--output-newlines squeezes multiple newlines
flammie opened this issue · 2 comments
flammie commented
Command-line.
flammie@saarkaany ~/Koodit/mt-development/complexity-stats (2145) [01:21:54]
$ cat > kolme
yksi
kolme
flammie@saarkaany ~/Koodit/mt-development/complexity-stats (2146) [01:22:08]

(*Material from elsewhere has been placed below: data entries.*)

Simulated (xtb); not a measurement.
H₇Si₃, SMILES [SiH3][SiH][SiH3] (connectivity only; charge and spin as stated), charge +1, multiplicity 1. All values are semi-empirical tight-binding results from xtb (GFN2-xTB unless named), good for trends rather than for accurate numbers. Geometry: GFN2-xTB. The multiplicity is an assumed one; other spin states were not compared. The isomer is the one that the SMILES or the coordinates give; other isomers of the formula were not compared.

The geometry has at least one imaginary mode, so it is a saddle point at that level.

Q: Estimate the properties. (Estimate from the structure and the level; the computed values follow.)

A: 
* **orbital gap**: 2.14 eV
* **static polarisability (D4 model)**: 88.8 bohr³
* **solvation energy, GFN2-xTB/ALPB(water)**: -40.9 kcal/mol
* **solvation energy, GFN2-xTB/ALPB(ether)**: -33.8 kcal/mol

$ morfessor -l europarl-v7.fi-en.fi.morfessor --output-format-separator '> <' --output-newlines --output-format '{analysis} ' -T - < kolme
INFO:morfessor.io:Loading model from 'europarl-v7.fi-en.fi.morfessor'...
INFO:morfessor.io:Done.
No training data files specified.
Segmenting test data...
INFO:morfessor.io:Reading corpus from '-'...
yksi
kolme
INFO:morfessor.io:Done.
Done.
There should be empty line between yksi and kolme. This is useful for machine translation pipeline where the tools commonly fail when lines don't match.
psmit commented
That looks like a bug indeed. I fixed this now temporarily in https://github.com/phsmit/morfessor/tree/newline_fix . I'll test it later and if it doesn't break anything the fix will be included in the next release.
svirpioj commented
This had been fixed in release 2.0.2.